MAY 18, 1960. Hampden Park, Glasgow. Anywhere from 130,000 to 135,000 people were there to witness what has been called the greatest football match of them all.

Better than the 1966 World Cup final when England beat West Germany 4-2 with a Geoff Hurst hat-trick.

Better than the 1970 World Cup final when the best Brazilian team to take the field (it was Pele’s last appearance at a World Cup) thrashed Italy 4-1.

Better even, than 10-man Skal Meanderers’ (Auckland Sunday league) 5-0 win over City Socialists in 1996 (your not-so-humble correspondent scored a sizzler from 40 metres).
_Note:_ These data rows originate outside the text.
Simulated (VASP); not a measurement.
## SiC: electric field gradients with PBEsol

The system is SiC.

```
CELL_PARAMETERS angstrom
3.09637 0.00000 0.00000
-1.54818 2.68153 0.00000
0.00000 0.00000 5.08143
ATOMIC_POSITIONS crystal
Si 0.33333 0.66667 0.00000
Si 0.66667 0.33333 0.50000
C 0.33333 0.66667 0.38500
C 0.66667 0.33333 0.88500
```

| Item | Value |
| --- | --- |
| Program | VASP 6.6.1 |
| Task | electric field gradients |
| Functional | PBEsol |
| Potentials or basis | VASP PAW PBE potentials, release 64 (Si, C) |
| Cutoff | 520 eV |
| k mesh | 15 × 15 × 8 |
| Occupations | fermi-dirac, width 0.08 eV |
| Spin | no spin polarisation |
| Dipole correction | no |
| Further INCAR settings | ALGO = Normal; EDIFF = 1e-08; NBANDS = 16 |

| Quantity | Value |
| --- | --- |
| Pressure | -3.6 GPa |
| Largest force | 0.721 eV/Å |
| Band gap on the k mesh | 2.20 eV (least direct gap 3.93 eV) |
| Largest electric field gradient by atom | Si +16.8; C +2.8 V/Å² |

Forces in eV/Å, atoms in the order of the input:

Nope, on May 18, 1960, Real Madrid brushed aside Eintracht Frankfurt 7-3 in the European Cup final — the greatest performance by the greatest club side the world has seen.

Real were in their fifth straight European final since the competition’s inception five years before.

They were the prototype “Galacticos” and had dominated Europe, winning the previous four finals and, led by the brilliance of Alfredo Di Stefano and the Hungarian legend Ferenc Puskas, the Spanish team stunned the biggest crowd to see a European final with a display of football that, as one writer described it, might as well as come from another planet.

I’ve only ever seen grainy black and white footage of what happened that day, and even now, 56 years on, it’s mightily impressive stuff.

The passing, the movement off the ball, the vision, the skill, the strength, the pace.

And then there’s the finishing of Di Stefano (three goals) and Puskas (four). And this from men near the end of their careers.

But if you only watched the first 20 minutes or so, you would have walked away convinced the Germans would win it.

Eintracht went 1-0 up after 18 minutes. They dominated Real for close to half an hour — and then it all went horribly wrong.

Di Stefano pulled one back, then got another. Puskas chipped in and by halftime Real were 3-1 up.

It only got worse for the Germans. After the break the white-shirted hordes swarmed toward the Frankfurt goal.

Alfredo di Stefano and Ferenc Puskas scored all seven of Madrid’s goals between them
Alfredo di Stefano and Ferenc Puskas scored all seven of Madrid’s goals between them

After 56 minutes Puskas knocked in a penalty. Four minutes later he completed his hat-trick.

He got his fourth in the 71st. Frankfurt pulled one back then came a goal of glorious execution.

Di Stefano picked up the ball straight from the kick-off, played a couple of one-twos on the edge of the penalty area and hammered an unstoppable shot past the German ‘keeper Loy for his hat-trick.

The ball had been played along the ground in the entire movement and not one Frankfurt player had got near it.

Di Stefano, up to that time probably the greatest player to ever take the field in Europe, was an Argentinian who ended up playing for Spain and he was instrumental in all of Real’s European Cup wins to 1960, scoring in each final.

What made this match all the more unbelievable for the 130,000-odd Scots who packed Hampden that day was that Frankfurt had annihilated local team Glasgow Rangers 12-4 over two legs in the semi-final.

And here they were being put to the sword by a team of supermen. As Manchester United legend Bobby Charlton once said before a Man U-Real Madrid match in 1957: “To be honest, I saw Di Stefano and those others and I thought these people aren’t human. It’s not the sort of game I’ve been taught.’’

Billy Bremner, the former Leeds and Scotland captain who was at the 1960 final game, when asked about he game before his death, said: “I’d never seen football played like this. They were so quick, so precise.

“People say that the game’s changed and that these players couldn’t have stood the pace of the modern game.

“That’s rubbish. These were quality players and there’s no-one around to touch them now.’’

Rodney Marsh, the flamboyant former QPR and England star, called it: “The purest game of football ever played.’’ How right he was.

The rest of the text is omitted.